Between November 2003 and January 2004, Hewitt surveyed 521 foreign-owned, locally-owned, and joint-venture organizations across 23 industries representing approximately 650,000 employees. The comprehensive regional survey measures actual and projected salary increases and compensation practices for five employee groups, namely, Senior/Top Management, Manager, Professional/Technical/Supervisor, Clerical/Support, and Manual workers.
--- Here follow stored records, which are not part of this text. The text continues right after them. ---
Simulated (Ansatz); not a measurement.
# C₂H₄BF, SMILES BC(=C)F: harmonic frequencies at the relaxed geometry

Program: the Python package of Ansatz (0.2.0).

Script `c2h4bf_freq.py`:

It found that salary increases ranged from 9.5% - 12.6% in 2003, as compared to increases between 7.7% - 10.9% in 2002. (Chennai reported the highest average salary increases of 13.5%, followed by Bangalore and Kolkata, with increases of 12.5% and 11.5%, respectively.) For 2004, the Hewitt study projects that the average salary increases will range from 9.7% to 13.4% across all employee groups. The study also found a drastic reduction in respondents projecting the need for a salary freeze at 0.2% in 2004, compared to 4% in the previous study.
While hiring has picked up, the job groups that ranked the most challenging to fill in 2003 were IT, Operations, and Sales. The highest attrition rates came in the Entertainment/ Communications/ Publication industry (26.2%), followed by the IT Enabled industry (23.4%). Meanwhile, the lowest attrition rate was in the Chemicals industry (6.2%).